TUESDAY, MAY 26, 2026VOL. XXVI · NO. 17
Cars

Jony Ive Walked Into Maranello and Moved the Furniture

Ferrari's first EV didn't just arrive — it brought someone from outside the religion to rewrite the scripture.

By Chasing Seconds · MAY 25, 20265 minute read

Photo · Motor1.com - Articles

Rome, and a Question Nobody Was Asking Out Loud

Somewhere in Rome, under lights arranged for maximum drama, Ferrari unveiled a car that looks like it was designed by someone who has never needed to ask permission from the prancing horse. That someone is Jony Ive — the man who shaped the object in your pocket, the laptop on your desk, the watch on your wrist — and the car is called the Luce. Ferrari's first EV. Five seats. Four doors. Over a thousand horsepower. A price that starts at 550,000 euros in Italy. And a design that, depending on where you're standing, either signals the future of one of the world's most mythologized car companies or the end of it.

The coverage that landed in the hours after the Rome reveal was telling — not for what it said about the Luce, but for the question it kept circling without ever quite asking directly: does a brand defined by decades of aesthetic doctrine have to go outside itself to stay relevant? Ferrari handed LoveFrom, the design collective Ive runs with Mark Newson, not just the interior brief but the authority, per multiple sources, to define the design direction of the entire project from the outset. That's not a collaboration. That's an admission.

I keep thinking about what that decision actually means.

The Object Itself

Start with the numbers, because they're genuinely staggering. Four electric motors, one per wheel. A 122 kWh battery. A claimed range of 523 miles, pending homologation, according to Autocar. Zero to 62 mph in 2.5 seconds. A top speed of 192 mph. At 5,026 mm in length, the Luce is the largest car Ferrari has ever built — wider and longer than the Purosangue, which already felt like an act of institutional courage when it arrived.

Then there are the details that don't fit cleanly into a spec sheet. The Luce is Ferrari's first five-seater. Its first car with suicide doors — what the industry calls coach doors — which is the kind of design choice that forces a rethink of how bodies enter and exit a space, how the car presents itself when it opens up to the world. One outlet reported that the audio system runs at 3,000 watts, a number that sounds less like a car feature and more like a small concert venue. The writer at Driving called it the best interior they'd seen in a production car. The writer from Electrek, who was flown to Rome for the reveal and spent around 30 minutes with the car up close, described a machine that challenges assumptions about what a Ferrari should look like, who should sit in it, and how it should sound — while remaining, in their words, unmistakably Ferrari in the ways that matter most: emotions.

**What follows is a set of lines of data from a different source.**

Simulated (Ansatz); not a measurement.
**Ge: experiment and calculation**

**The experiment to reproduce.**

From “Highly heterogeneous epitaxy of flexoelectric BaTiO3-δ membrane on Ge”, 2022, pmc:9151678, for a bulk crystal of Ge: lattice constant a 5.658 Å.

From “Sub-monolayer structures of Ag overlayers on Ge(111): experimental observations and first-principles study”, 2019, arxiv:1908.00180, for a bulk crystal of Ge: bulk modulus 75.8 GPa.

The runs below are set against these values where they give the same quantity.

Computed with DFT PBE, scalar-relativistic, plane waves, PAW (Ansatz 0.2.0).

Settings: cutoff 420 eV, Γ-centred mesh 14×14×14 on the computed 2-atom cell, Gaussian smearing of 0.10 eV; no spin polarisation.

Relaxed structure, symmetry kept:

That last part is doing a lot of work. Because the ways it doesn't look like a Ferrari are significant.

What Ive Brought That Ferrari Couldn't

Wired called it a complete break from the brand's aesthetic archetype. Carscoops noted that the result looks nothing like what buyers expect from the prancing horse. The Autopian went further, suggesting that many enthusiasts have already checked out on modern Ferraris altogether — that the cars had become too abstract, too inaccessible, objects of finance rather than desire — and then argued, with some genuine conviction, that the Luce is actually interesting in a way recent Ferraris haven't been.

That's the contradiction sitting at the center of all this coverage. The car that looks least like a Ferrari is the one that's re-engaged people who had stopped paying attention to Ferraris.

This is what Ive brought. Not just aesthetic vocabulary borrowed from consumer electronics — the Magic Mouse comparison from The Autopian is funny precisely because it's not entirely wrong — but a cultural permission structure that Ferrari couldn't generate internally. When you've spent decades building one of the most recognizable design languages in the world, that language becomes a cage. Every new car has to negotiate with everything that came before it. Every choice is made in the shadow of the Testarossa, the F40, the 250 GTO. Ive arrived without that debt. He could look at a Ferrari and see a blank surface instead of an obligation.

The result is a car with UK deliveries set for spring 2027, priced around £440,000, that Robb Report felt compelled to clarify is not an entry-level grocery hauler. Which is, in its own way, a sign of the times — a five-door, five-seat Ferrari requires disambiguation.

What It Actually Costs to Move Forward

Heritage brands have always faced this problem. The thing that makes you valuable is the thing that makes you slow. The iconography becomes the trap. And the louder your iconography — few are louder than a Ferrari — the harder it is to escape without someone from outside the room pointing at the exit.

Ferrari found that someone. The Luce exists because Maranello, at some level, understood that it couldn't get here alone. That the next chapter of what a Ferrari means required a collaborator who didn't know, or didn't care, what a Ferrari was supposed to look like.

There's something worth sitting with in that. Not just for car companies. For anyone who's been doing the same thing long enough that the doing has become the definition. Sometimes staying true to what you are requires letting someone else tell you what you could be.

The Luce goes on sale. The argument about whether it's really a Ferrari never will.